Making films for almost sixty years with his self-founded production company Les Films 13, he has developed deep bonds with some of the most influential names in the business. Archetypical French actors, singers and songwriters have collaborated with him, capturing the essence of Parisian life, the Normandy coast, but also for the deeper truths about human beings. To-do so, he has often focused on dislikable characters, doomed destinies, and the inevitability of repeated history.
Lelouch has always been an adept of chance encounters, lifelong stories and destiny. In fact, the eighty-year-old director completed the third sequel to his touchstone classic and winner of the Palme D’or at Cannes, Un Homme et une Femme (A Man and a Woman, 1966), following the realisation that the main actors Anouk Aimée and Jean-Louis Trintignant, and Lelouch himself were all still alive. To a director who loves stories that follow lifelong timelines, this opportunity was a gift none of them could pass up. The couple meet by chance, and develop into an epitome of French romance, against the backdrop of Francis Lai’s now canonical musical score.
View the trailer for Un Homme et une Femme here:
Recently, as “invité d’honneur” at the Lyon Festival of Lights, Lelouch ran into his old friend and colleague Jean-Paul Belmondo, who had starred in his film Itinéraire d’un enfant gâté (Itinerary of a Spoiled Child, 1988), about a foundling raised in the circus who becomes a businessman after a trapeze incident. Upon this chance meeting, the director’s insatiable interest for such random coincidences of human life led to his idea to ask Belmondo to come out of retirement for one last appearance, for a follow up to this classic French film. Like many of his films, Itinerary of a Spoiled Child explores themes of lost purpose in life, how we deal with those feelings, and how chance encounters can truly change the outcome of one’s trajectory, even after the age of fifty in this case.

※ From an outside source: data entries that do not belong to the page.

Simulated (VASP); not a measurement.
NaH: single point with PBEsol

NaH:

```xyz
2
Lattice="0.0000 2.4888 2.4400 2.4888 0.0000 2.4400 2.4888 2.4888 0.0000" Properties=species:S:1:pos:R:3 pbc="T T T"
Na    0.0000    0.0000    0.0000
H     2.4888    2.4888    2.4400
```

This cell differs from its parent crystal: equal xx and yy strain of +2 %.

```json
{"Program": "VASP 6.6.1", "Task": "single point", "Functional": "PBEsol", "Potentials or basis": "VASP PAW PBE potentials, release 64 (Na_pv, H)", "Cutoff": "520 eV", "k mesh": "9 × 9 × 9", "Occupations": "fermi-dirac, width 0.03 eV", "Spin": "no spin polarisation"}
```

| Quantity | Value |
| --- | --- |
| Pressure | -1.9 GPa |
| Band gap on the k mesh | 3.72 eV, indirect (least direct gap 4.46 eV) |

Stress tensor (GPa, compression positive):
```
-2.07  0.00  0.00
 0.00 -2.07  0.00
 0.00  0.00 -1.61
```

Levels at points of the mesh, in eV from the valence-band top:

Throughout his career, Lelouch has brought his passion for real people with realistic problems related to family, money, loss, and love. In a recent interview, he said he considers himself “a reporter,” as he observes all around him “like a true concierge,” putting “real life onto film.”
His films are in tune with his independent filmmaking origins, and are certainly not about financial gain or even about reaching a large audience, but about coming full circle. Lelouch’s love-affair with timelines, genuine performances and the Parisian landscape have never been uprooted, and at the Paris Lift-Off Film Festival we are excited see what the next generation of independent filmmakers have to offer.